Friday, 18 June 2010

UK launch

I'll be reading from Any Human Face on Saturday, 3 July, at The Travel Bookshop in Notting Hill, London. Even better, I'll be accompanied by Forward shortlisted poet Simon Barraclough, for an Italian-themed evening. This is the cover of Simon's fine collection. I haven't added mine because I'm sure you're all more than familiar with it by now.

We'll be starting at 7 pm. There will be wine, possibly Italian, and snacks...
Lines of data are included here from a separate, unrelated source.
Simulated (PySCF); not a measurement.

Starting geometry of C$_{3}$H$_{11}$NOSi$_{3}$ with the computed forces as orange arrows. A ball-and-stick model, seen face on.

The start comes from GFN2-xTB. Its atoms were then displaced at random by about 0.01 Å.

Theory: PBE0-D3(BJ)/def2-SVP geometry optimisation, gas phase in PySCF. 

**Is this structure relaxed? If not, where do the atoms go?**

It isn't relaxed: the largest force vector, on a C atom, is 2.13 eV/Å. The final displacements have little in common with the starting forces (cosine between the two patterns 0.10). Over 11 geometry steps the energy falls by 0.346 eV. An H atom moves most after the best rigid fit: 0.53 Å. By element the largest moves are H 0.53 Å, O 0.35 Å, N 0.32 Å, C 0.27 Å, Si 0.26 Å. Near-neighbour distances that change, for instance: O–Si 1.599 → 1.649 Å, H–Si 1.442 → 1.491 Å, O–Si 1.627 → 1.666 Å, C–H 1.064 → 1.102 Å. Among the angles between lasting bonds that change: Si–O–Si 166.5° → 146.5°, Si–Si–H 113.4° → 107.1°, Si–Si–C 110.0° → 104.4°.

You can find all the info here.

Thursday, 17 June 2010

Readings of Genet (mine)

Forgive my absence. If this blog were a different kind of open book from the one it is, I'd have a lot to tell, but, post-Diana, and unfashionably, I've opted for discretion. Which means that all I'm using it for at the moment is the most fleeting self-promotion. For anyone who'd like to see some translations of the poetry of Jean Genet that I committed, with adolescent hubris, many years ago, I recommend the third number of the always-excellent Cambridge Literary Review, just out, and worth considerably more than the cover price. You can find out more about it here.

Wednesday, 2 June 2010

Surveillance

I've just discovered that Amazon knows - and registers - whenever Kindle users highlight a passage on their Kindles, and it reminded me of something I saw many years when John Wilkinson and I were on a walking (actually, hitch-hiking) tour of western Scotland and the Hebrides. We were holed up in the north-westernmost youth hostel of the British Isles, a stone's throw from Cape Wrath. Among the other hostellers was a fierce-browed woman with a copy of Edgar Allen Poe's collected stories. She was reading the book with a red pen in her hand and, every now and again, with a stifled grunt, she'd ring something in the text. When she left the room, presumably to pee, I couldn't resist. I sneaked a look to see what she'd been marking.

I dropped the book immediately, as though scalded. The word she'd ringed, over and over, with a heavy hand, was BLOOD.

Tuesday, 1 June 2010

Orlovsky RIP

Bourgeois RIP

I can't be the only person who remembers that wonderful, exhilarating, fuck-you-all moment from a documentary on Louise Bourgeois when the interviewer, appalled, watches the artist smash a sculpture he'd, inappropriately in her opinion, praised. I've just found out about her death from Baroque in Hackney's typically astute post. I hope to find some time before too long to add a few words myself.